Why an Escape Room is Not A Scavenger Hunt


We’ve come across several customers who were complaining about their escape room game experiences coming from other businesses. Apart from a lack of guidance, which is a biggie in our books, their biggest gripe was that they spent more time looking for clues and puzzles than they did solving them. They felt cheated in that their time was wasted unnecessarily. And, in truth, they have a valid point. The joy of solving clues and puzzles lost its shine after hours spent under beds and behind cabinets. 

Scavenging isn’t the Game

When you pay for an escape room game, you’re paying for the solving of clues and puzzles within a certain time frame. What you’re not paying for is time being wasted on searching for those clues. It’s a poor game design that makes the customers spend time searching for things as opposed to providing ingenious and original puzzles to solve. It means that the owner doesn’t properly understand the whole purpose of the game himself. Trying to drag out the time is not the same as filling the time productively. It speaks of ignorance of how a game should be played, along with a complete lack of understanding from a paying customer’s point of view. All relevant items and objects should be easily found. The game revolves on how they are put to use, not spending valuable time looking for them in the first place. Customers have reported spending over half the time looking for the clues, to the point of asking the game master for hints….to find the clues! You couldn’t make it up. 

Let's Be Cheap!

By their nature, many escape rooms tend to be on the darker side, as that goes hand in hand with many of the story scenarios. Throw in some furniture and furnishings, and you have the makings of a massive game of hide and seek, should the owner fail to understand the real purpose behind the game. On the whole, you’ll be wanting the props to fit in with the styling of the room. But they also need to be colored or dressed up in a manner that makes them stand out slightly. This can be achieved with design or form. Placement is also important, with some clues being deliberately placed center stage for maximum attention. Another bug-bear is placing items around the room which appear to be part of the game, but in fact, do not contain anything of use to move the narrative forwards. This just creates a lot of extra work for the players, as they are forced to open every box or container to see what’s inside. Once again, a pointless waste of time and effort.

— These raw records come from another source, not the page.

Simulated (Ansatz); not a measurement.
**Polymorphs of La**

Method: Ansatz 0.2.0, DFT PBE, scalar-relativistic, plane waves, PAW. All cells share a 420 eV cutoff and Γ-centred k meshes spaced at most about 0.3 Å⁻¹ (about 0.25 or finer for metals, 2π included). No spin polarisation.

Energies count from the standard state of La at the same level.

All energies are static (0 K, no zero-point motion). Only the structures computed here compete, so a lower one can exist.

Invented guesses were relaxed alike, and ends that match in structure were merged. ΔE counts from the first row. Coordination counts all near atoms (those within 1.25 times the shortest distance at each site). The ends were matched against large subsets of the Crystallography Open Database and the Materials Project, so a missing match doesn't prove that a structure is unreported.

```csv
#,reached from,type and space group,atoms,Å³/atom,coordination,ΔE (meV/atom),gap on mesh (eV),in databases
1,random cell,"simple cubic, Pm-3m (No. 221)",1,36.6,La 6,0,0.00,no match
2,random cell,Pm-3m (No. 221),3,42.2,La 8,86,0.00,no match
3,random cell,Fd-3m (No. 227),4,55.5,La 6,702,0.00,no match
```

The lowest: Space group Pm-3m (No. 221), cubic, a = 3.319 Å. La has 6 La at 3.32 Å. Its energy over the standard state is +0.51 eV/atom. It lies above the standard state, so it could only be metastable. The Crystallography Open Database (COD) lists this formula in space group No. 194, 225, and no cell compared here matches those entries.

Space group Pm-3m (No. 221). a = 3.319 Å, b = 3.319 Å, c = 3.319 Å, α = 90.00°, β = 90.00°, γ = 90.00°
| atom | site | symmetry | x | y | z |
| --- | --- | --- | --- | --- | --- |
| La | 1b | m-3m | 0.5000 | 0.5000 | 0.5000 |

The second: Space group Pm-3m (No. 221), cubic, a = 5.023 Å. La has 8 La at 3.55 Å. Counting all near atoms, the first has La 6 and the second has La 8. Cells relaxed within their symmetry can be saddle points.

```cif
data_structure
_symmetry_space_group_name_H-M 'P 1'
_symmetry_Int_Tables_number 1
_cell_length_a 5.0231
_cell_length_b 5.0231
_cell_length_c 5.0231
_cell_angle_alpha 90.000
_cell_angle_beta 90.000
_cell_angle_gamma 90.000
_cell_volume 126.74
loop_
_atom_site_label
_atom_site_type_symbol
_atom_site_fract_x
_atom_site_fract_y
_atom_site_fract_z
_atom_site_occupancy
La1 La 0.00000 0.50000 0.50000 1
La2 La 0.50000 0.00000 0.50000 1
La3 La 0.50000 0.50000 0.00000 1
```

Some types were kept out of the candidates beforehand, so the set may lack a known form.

Scavenging is not Conductive to Immersion

For an escape room game to work, the players have to let their imaginations follow the narrative given at the start. The backstory that creates this rushed need to find solutions. If told well, and accompanied by great-looking rooms that help reinforce the time period, then the players have no difficulty letting the whole theme wash over them. Their pulse quickens, there is a genuine excitement and a desperate race to the line towards the end. But nothing is going to take you out of the game experience faster than the sheer frustration of looking for the clues. This can turn a great day out into a horrible chore. If you have to spend more than 60 seconds looking for the puzzle before you can begin to tackle it, then the immersive element is completely lost and the game will quickly become boring. You should ask for your money back. 

Escape room games should test your intellect, not your patience.